The 2kg sack of Kestrel - Second Early spuds courtesy of Marshalls arrived a couple of days ago and finally I have them in a tray ready for chitting, which is one of the first jobs of the veg gardening year.
Chitting potatoes means sprouting the tuber – putting it, most eyes upright, in a light, cool but frost-free place at about 50F (10C). Now you try and find somewhere that is light and 10C all day, it's practically impossible to find. They have been put in my Space Saver Greenhouse with a propagator over to keep the temperature up, it's 7C outside and between 8.1 to 8.5 in the greenhouse at the moment but we are looking at falling night time temperatures and possibly -1C and snow next weekend, so this weekend the bottom of the space saver will be cleared and I will start using the terracotta pot heater to keep the frost at bay or when extremely low overnight temperatures are expected bring the spuds indoors for the night.
The blurb on the Marshalls Web Page said to expect a Pack of (25-30 Tubers) I actually got 24 because there are 7 much larger than the expected egg sized seed potatoes in my sack, indeed they are supposed to be 35mm - 55mm and I have a couple of 80mm, a couple if 70mm & a 60mm spud, but 24 is still enough for a bed and a half or a three row bed of spuds.
I'm using a 24 tray module and they were complimentary so I'm happy, but Marshalls need better quality control with regards size or reduce the number of spuds to 24 on their web site as some customers may not be happy.
They arrived in a box with four breathing holes on 2 on each side and for a moment I expected an animal and not spuds. I have to say they look extremely healthy, and have no large chits on them like you find when buying from a DIY store.
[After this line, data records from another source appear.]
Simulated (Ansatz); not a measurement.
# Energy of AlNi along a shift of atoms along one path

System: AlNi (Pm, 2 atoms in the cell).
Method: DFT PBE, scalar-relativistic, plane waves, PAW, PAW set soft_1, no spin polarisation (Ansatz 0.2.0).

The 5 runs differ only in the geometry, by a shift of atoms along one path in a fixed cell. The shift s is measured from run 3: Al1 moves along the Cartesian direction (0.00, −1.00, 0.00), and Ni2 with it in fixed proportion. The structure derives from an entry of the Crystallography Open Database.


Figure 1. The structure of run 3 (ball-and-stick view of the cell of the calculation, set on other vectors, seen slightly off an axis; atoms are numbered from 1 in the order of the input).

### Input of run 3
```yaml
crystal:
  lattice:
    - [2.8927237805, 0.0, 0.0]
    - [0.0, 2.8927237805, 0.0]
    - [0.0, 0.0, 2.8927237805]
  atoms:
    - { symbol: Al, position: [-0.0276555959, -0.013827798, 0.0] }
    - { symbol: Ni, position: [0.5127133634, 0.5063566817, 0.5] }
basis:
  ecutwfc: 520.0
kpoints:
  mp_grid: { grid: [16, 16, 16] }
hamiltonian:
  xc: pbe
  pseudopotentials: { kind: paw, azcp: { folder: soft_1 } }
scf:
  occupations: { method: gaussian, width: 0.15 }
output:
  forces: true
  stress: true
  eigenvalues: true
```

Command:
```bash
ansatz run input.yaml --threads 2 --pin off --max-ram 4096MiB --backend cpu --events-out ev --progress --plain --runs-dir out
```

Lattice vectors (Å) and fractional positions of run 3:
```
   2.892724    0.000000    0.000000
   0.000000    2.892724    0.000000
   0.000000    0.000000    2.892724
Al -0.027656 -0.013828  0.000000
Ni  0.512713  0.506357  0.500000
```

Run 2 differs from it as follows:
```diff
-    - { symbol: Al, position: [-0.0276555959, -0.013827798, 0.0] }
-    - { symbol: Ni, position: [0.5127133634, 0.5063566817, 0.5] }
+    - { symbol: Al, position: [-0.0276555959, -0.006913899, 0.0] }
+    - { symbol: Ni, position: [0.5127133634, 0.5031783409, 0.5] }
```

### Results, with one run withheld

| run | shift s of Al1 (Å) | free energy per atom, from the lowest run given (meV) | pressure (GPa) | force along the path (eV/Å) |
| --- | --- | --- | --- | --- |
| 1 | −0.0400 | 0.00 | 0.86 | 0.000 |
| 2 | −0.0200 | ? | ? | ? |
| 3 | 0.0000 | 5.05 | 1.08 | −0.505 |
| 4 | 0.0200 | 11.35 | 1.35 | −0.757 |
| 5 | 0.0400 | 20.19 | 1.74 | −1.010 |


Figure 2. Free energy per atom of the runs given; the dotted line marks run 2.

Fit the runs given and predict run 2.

I may use the three row and place watering pop bottles in the middle row where the holes are crossed which gives me 24 holes to plant in assuming I don't loose any between now and when they go in the ground which is scheduled for the last week of March
Kestrel seed potatoes produce smooth skinned tubers with purple eyes, and a winner of many prizes at exhibition. They have an old fashioned flavour, and make good chips and roasts well because the soft flesh does not absorb much fat. Consistently shows good resistance to slugs and blackleg. which I really need after the slug attacks last year.